She could have been in a dentist’s office somewhere, cleaning teeth.
“I wanted to be a dental hygienist,” said Vicki Lawrence. “I still have a little bit of a tooth fetish.”
Instead, she met comedian and actress Carol Burnett as a high school senior in California and life took a decidedly different course. She took a role on Burnett’s popular self-named variety show from 1967 to 1978 and things took off.
“I thought I was going to go to college, learn to clean teeth, marry a rich dentist and hang it up. I honestly got perilously sidetracked by Carol and by show business,” she said.
The role as the gruff and opinionated Thelma “Mama” Crowley Harper followed in the TV program “Mama’s Family” from 1983 to 1990 along with many other parts. Now, she’ll be coming to Elkhart’s Lerner Theatre on Saturday, April 6, where she’ll offer up her traveling stage production, “Vicki Lawrence and Mama: A Two Woman Show.”
The show will start at 7:30 p.m. and tickets are still available. The Lerner Theatre box office number is 293-4469 or go to the Lerner website, www.thelerner.com.
Lawrence spoke by phone Wednesday, April 3, from her home in Long Beach, Calif., offering hints of what to expect Saturday and reminiscing about the “good old days” on the “Carol Burnett Show.”

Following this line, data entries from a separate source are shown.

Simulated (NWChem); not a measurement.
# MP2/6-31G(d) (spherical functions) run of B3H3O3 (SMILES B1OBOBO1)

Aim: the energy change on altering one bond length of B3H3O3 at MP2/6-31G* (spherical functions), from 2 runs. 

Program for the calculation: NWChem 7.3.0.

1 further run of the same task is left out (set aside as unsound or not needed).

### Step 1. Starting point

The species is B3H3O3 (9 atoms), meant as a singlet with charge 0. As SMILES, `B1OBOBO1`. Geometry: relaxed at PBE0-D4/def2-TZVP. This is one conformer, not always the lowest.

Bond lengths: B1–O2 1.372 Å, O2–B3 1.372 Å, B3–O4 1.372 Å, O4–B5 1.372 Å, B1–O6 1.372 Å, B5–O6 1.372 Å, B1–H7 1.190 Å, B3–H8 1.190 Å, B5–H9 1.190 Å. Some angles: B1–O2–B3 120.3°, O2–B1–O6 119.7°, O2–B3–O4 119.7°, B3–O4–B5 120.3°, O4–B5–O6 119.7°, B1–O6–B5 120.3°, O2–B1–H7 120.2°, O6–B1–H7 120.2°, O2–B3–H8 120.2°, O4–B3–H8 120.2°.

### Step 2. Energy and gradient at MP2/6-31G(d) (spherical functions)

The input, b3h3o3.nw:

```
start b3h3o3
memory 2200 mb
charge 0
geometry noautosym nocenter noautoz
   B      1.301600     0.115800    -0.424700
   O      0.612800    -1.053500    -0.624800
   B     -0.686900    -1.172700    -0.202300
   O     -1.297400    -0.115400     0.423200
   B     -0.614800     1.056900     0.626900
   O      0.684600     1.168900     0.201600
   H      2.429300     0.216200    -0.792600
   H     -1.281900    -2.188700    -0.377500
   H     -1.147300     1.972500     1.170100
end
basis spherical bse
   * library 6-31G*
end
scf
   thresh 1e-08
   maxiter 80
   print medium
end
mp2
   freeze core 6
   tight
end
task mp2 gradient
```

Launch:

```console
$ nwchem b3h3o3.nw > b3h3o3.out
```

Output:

Saturday’s show: The production is divided in two parts. In the first half, Lawrence will discuss her life and how she got to where she is.
“My life has been pretty funny and pretty serendipitous. I tell the story of meeting Carol and becoming a natural redhead and meeting my husband and how Mama happened and how in the hell it is I had one giant hit record,” she said. In 1973, Lawrence received a gold record for her hit single “The Night the Lights Went Out in Georgia,” according to her bio.
Then “Mama” — sassy, sarcastic and more — comes out.
“I think she’s just one of those great characters, kind of like Archie Bunker,” Lawrence said. “Everybody knows that person. Everybody has one in their family and you love to laugh at them.”
As Mama, Lawrence uses the opportunity to push the envelope. “It’s been really fun to keep her topical, push her into the new century and let her comment on everything that’s going on in the world,” she said.
The “Carol Burnett Show”: As she describes it, Lawrence joined the “Carol Burnett Show” as a neophyte, a freshman at UCLA. “Nowadays, I think the suits would probably come down and say, ‘Get rid of her and get us a real actress,’” she said.
She described herself as “young, so inexperienced,” and it wasn’t until the midway point of the show’s 11-year run that she felt “I had the right to play with the grown-ups.” She learned, though, and thrived.
“I feel like I got to touch the golden age of television and learn from the very best teachers in the whole world,” she said.
Harvey Korman was known for cracking up during skits with Tim Conway, other Burnett show regulars, and Lawrence recalls those two — “sort of joined at the hip” — with fondness.
“They two of them were pretty special, pretty funny together,” she said. Before their skits, other cast members and workers would bet on how long it would take for Korman to laugh at Conway’s antics.
Television today: Lawrence referred to her stint on the “Carol Burnett Show” as “the good old days.”
She can’t imagine a variety show of that sort on television these days, in part because of the expense — for costumes, dancers, singers, an orchestra.
As for the current crop of reality programs, she’s lukewarm. She likes some, like “Dancing with the Stars” and “Deadliest Catch.” But she doesn’t like the trend toward outlandish behavior that seems to predominate some reality programs.
“I’d much rather watch a good drama or a good sitcom,” she said.